Lifetime is pulling the curtain back on reality TV, and we are loving it.
The network's new drama "UnREAL" exposes the behind-the-scenes drama of a "Bachelor"-type reality series, from producers that manipulate the contestants and play with their emotions to the staged scenarios and manufactured reactions. And if you think any of this is too fantastical to be true, think again. The show's creator Sarah Gertrude Shapiro worked on ABC staples "The Bachelor" and "The Bachelorette" for nine seasons before going on to create the fictional world of "Everlasting" for Lifetime.
"It's inspired by the moral crossroads that I’ve come to in my life than actual events," Shapiro told MTV News during an interview. "I've had day jobs that for one reason or another are the opposite of me. I started off in fashion and then I worked in reality TV and then I worked in advertising and it was a culmination of these moments where I had, in all of those different jobs, feeling like I was doing something that I really opposed or like didn’t believe in and trying to figure out where my line was as I became an adult and learned how to pay my rent and just survive."
"And it’s just taking those moments and realizing the reality TV genre is just a really rich place to set a show," the 37-year-old added. "It’s like a fantastic landscape, because it’s like a fishbowl where everyone is looking for love and they can’t get out, and it’s covered in sequins and peonies and dresses, which I love too."
"UnREAL" isn't just addictive for its behind-the-scenes dirty deeds, voyeuristic sex scenes and morally murky decision-making, it's also got two kick-ass women at the center: morally conflicted field producer Rachel (Shiri Appleby) and her boss Quinn (Constance Zimmer), an ambitious executive producer with her eye on the top prize: ratings. And with two accomplished female creators, Marti Noxon and Shapiro, at the helm, in many ways "UnREAL" is a step in the right direction for women in Hollywood, many of whom have had their voices silenced by the industry and the boys' club that dominates it.
"The show is based on a short film that I wrote and directed that I don’t think has any male characters except for a male camera guy," Shapiro said. "I think that both Marti [Noxon] and I have written really strong women in the past, and it just really wasn’t even a question to put two females in the lead. It was so funny to have people point it out in the beginning because I was like 'What’s the big deal, you know?'"
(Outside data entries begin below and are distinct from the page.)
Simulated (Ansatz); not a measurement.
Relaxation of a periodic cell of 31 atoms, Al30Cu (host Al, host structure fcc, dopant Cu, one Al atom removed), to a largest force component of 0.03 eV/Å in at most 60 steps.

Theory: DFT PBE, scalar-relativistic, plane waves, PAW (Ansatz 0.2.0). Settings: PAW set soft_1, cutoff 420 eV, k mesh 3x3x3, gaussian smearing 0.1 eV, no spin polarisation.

"But the interesting thing for me was when I was pitching the show around, and I imagined going to Netflix or HBO or Showtime, and when I pitched to Lifetime, Nina Lederman -- who's the president of Lifetime -- was so incredibly passionate about it," she added. "She pretty much wanted to buy it in the room, I was actually really taken aback and shocked and surprised, because I thought it was such a dark show for them. While it might seem cool, once she realized it was that dark and twisted she wouldn’t actually want to work with me. And she just assured me that again that no, that’s what they really wanted. And I kind of just took a giant leap of faith in believing in her and just taking her for her word and she definitely took a giant leap of faith on me because I was pretty untested in one hour drama television."
After three years of reality TV, which ultimately pushed her to the brink of physical and emotional exhaustion, Shapiro was ready for a new challenge. Lucky for her, she had a knack for writing characters, something that served her well on the set of some of TV's most pervasive reality shows.
"The most surprising thing for me about what a one hour drama really demands is just an absolute kind of plot," she said. "I'm a character writer by nature, so I write the details of a person and how they’re feeling first. I’m very much into motivation and subtext and themes and all that sort of stuff -- very inner things. And what I learned very quickly is for a one hour drama to move along there needs to be a ton of plot, like somebody slept with somebody and there's all those twists and turns."
Rachel, being the emotional center of the series, but that doesn't mean she's perfect. The sardonic producer speaks mostly for the audience. She knows that what she's doing is morally wrong -- like lying to a contestant about the severity of her father's health issues, or manipulating another contestant into losing her cool (and her mind) during a one-on-one interview -- but she does it anyway. Why? Because she's really effing great at her job.
"When we were creating that character, it was really important for us to understand that Rachel can’t be all high and mighty and be like, 'I hate this, this is bad for the world,'" Shapiro said. "There's got to be a reason why she’s there. So we needed to point out that she's getting something out of it, she doesn’t have another identity. She doesn’t have anything else she’s good at in the world. I think it's really addictive to get rewarded for something."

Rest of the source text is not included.